Local Government Outreach

What seemed to have the most impact on the Poughkeepsie Town Board’s decision to implement zoning was a panel discussion in June in which the Dutchess County Mayors and Supervisors Association met with experts to discuss BESS facilities.

The meeting, held at the Board of Cooperative Educational Services Conference Center, attracted policy wonks, local government officials, firefighters, first responders and concerned citizens. The crowd listened to presentations by Paul Rogers, a former New York City Fire Department lieutenant working for the Energy Safety Resource Group; Jeffrey Seidman, a Vassar College professor; and Jennifer Manierre, director of clean energy siting for the New York State Energy Research and Development Agency.

Seidman helped organize the meeting with town Supervisor Edwards. What originally had been an “old boys club” for local government officials became, for one night, a policy discussion forum.

Seidman explained the benefits of utility-scale batteries, primarily load shifting, enhanced grid reliability and reduced use of expensive peaker plants. Batteries would help reduce energy costs if built in sufficient numbers across the state, he argued.

“Demand for electricity is going up absolutely everywhere,” Seidman said. This meant more demand for substations and transmission lines. “Batteries save us money by not making us have to do those expensive upgrades.”

NYSERDA’s Jennifer Manierre (right) speaks at a panel about BESS systems with Vassar College professor Jeffrey Seidman (center) and Paul Rogers, former FDNY fire lieutenant. | © RTO Insider 

Manierre offered NYSERDA’s service to help local officials with zoning and planning and explained the role of batteries in the state energy plan.

Rogers reviewed the New York Fire Code development process, the safety considerations afforded to firefighters and the relative risks of fires at battery plants compared to more conventional buildings. Each facility needs to have an on-call person to handle emergencies and coordinate with first responders, he explained.

“We put these things in place to try to help … because our thing is to keep everyone safe,” Rogers said. “I’ll never say ‘never,’ but we significantly reduce the risk of an event taking place,”

Battery storage facilities were required by the fire code to undergo large-scale fire testing, he explained. This meant that manufacturers needed to test-burn entire battery cabinets.

“What the [testing] proves and validates is that if something takes place that it doesn’t leave the container, it stays in the container,” Rogers said.

Seidman told RTO Insider that local organizers were setting up another forum in Ulster County, where several battery facilities are planned. He hopes that by mid-November, a similarly productive conversation can happen there too.

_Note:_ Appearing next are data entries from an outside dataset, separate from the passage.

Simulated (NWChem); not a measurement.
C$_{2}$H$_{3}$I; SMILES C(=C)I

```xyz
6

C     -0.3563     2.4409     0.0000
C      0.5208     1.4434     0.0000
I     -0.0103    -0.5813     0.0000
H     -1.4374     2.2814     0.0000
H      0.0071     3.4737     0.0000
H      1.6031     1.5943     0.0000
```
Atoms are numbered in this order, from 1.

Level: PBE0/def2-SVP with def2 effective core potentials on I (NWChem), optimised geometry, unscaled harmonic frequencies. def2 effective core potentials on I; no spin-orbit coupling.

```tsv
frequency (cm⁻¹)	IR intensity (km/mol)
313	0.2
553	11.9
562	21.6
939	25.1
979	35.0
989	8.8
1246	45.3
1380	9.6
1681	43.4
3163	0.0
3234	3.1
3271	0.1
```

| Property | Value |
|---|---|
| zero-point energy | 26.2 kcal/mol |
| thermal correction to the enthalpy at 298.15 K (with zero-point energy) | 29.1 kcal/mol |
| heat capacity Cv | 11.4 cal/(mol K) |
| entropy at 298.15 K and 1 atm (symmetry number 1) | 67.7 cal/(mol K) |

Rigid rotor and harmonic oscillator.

“I think a lot of people are not ideologically or otherwise opposed to batteries, but they just don’t mean anything to them,” Seidman said. “Like, ‘why should we put our necks out?’”

Seidman said that he received a good response from town officials after the meeting and that one had invited him to a local temple to give a talk on batteries. He said he hopes his efforts can make a difference for the climate and local air quality.

“I’d love to make this a traveling road show,” he said. “This is something I would like to repeat.”

NYISO Monitor Report Highlights Generator Outages During Heat Wave

As NYISO continues its Capacity Market Structure Review, the Market Monitoring Unit used its second-quarter State of the Market report to highlight potential issues with how the ISO forecasts resource availability, with the late June heat wave as a test case. 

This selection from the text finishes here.